Does async programming mean multi-threading?

No. It means literally what it means– asynchronous. Understanding the difference between asynchronous programming and thread-based programming is critical to your success as a programmer.

In a traditional, non-threaded environment, when a function must wait on an external event (such as a network event, a keyboard or mouse event, or even a clock event), the program must wait until that event happens.

In a multi-threaded environment, many individual threads of programming are running at the same time. (Depending upon the number of CPUs and the support of the operating system, this may be literally true, or it may be an illusion created by sophisticated scheduling algorithms). For this reason, multi-threaded environments are difficult and involve issues of threads locking each other’s memory to prevent them from overrunning one another.

In an asychronous environment, a single process thread runs all the time, but it may, for event-driven reasons (and that is the key), switch from one function to another. When an event happens, and when the currently running process hits a point at which it must wait for another event, the javascript core then scans its list of events and delivers the next one, in a (formally) indeterminate (but probably deterministic) order, to the event manager.

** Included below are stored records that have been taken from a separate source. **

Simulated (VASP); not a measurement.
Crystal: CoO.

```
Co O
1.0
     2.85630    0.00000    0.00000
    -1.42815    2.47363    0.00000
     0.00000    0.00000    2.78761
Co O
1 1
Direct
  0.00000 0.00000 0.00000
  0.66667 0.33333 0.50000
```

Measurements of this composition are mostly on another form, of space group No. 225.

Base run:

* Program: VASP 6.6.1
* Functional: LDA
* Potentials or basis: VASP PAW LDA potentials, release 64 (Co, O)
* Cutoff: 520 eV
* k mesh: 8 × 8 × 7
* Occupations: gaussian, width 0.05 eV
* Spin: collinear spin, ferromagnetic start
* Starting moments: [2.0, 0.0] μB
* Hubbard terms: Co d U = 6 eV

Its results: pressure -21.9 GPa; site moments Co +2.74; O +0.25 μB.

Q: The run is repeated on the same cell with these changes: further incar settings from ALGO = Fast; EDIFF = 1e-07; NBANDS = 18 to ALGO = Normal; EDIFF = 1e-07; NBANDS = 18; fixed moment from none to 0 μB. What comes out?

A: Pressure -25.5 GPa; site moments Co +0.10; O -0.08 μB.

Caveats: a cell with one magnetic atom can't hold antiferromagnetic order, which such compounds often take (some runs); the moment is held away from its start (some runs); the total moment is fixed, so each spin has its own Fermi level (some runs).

For this reason, event-driven, asynchronous programming avoids many of the pitfalls of traditional, multi-threaded programming, such as memory contention issues. There may still be race conditions, as the order in which events are handled is not up to you, but they’re rare and easier to manage. On the other hand, because the event handler does not deliver events until the currently running function hits an idle spot, some functions can starve the rest of the programming. This happens in Node.js, for example, when people foolishly do lots of heavy math in the server– that’s best shoved into a little server that node then “waits” to deliver the answer. Node.js is a great little switchboard for events, but anything that takes longer than 100 milliseconds should be handled in a client/server way.

In the browser environment, DOM events are treated as automatic event points (they have to be, modifying the DOM delivers a lot of events), but even there badly-written Javascript can starve the core, which is why both Firefox and Chrome have these “This script is has stopped responding” interrupt handlers.